In the above figure, topics above the black line correspond to the 10 most divisive topics. The ones below the line, in italics, are instead some of the most dominant topics.

On average, the sentiments of politicians of each party reflect the party sentiments showed before, and for some specific people their predicted sentiments correspond well to what we would expect. For example, Hillary Clinton has a very negative sentiment towards Republican politicians and appointees or towards the Pittsburgh shooting, but has a pretty neutral sentiment towards Paris climate accord, which is coherent with the fact that climate has not exactly been one of her top priorities in the 2016 campaign. On the other side, John McCain has positive sentiments towards his party colleagues, but has a very negative opinion of the Democrat Adam Schiff. Despite that, there are also speakers whose sentiments are pretty confusing: why does Joe Biden have such a positive opinion of Mike Pompeo, and why the latter have such a low self-esteem? Overall, though, we can see clearly why these topics are the most divisive ones – the sentiments vary widely between opposite extremes. In contrast, the sentiments of the dominant topics we picked are very mild, and vastly similar for everyone.

Inferring a new
Political Compass

Our analyses of the 1000 learned topics yielded interesting results, but clearly having 1000 topics is not exactly practical for a political compass. That is why, as the next step, we reduced the dimensionality with a technique called NCA, extracting the most important axes of partisan division, which consist of combinations of the above topics that best divide Democrats and Republicans3.

3 Axes Is All You Need

Firstly, we try to reduce the number of axes to 2, to compare our results to the traditional political compass showed at the beginning.
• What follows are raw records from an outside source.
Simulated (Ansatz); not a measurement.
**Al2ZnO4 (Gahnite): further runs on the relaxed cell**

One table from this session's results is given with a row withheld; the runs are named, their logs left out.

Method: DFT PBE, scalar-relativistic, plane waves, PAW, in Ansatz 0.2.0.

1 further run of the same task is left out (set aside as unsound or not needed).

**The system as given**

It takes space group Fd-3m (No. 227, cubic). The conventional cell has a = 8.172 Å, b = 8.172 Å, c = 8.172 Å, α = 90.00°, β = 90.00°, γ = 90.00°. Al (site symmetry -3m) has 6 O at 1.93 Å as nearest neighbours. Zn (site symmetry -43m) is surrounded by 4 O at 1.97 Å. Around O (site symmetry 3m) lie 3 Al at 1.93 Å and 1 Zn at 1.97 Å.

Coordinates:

However, it is clear that 2 axes are far from sufficient to split the politicians. People standing on completely opposite grounds of the political debate, such as former presidents Trump and Obama, ended up being clustered pretty close together, with everybody else in one large ball of politicians. Therefore, a better division may be obtained with 3 axes instead of 2.

Adding a third axis leads to a vast improvement in results. Suddenly, we can see a clear difference between republicans and democrats, with radicals of both parties such as President Trump or Alexandria Ocasio Cortez appearing on the extremes as outliers, while centrists such as West Virginia Senator Joe Manchin are much more in the middle of the overall distribution of political opinions. While this is in no way conclusive, the result of addition of a third axis supports our original hypothesis that just dividing politicians among two lines is far from sufficient to capture even a simplified version of the complexity of contemporary political divide.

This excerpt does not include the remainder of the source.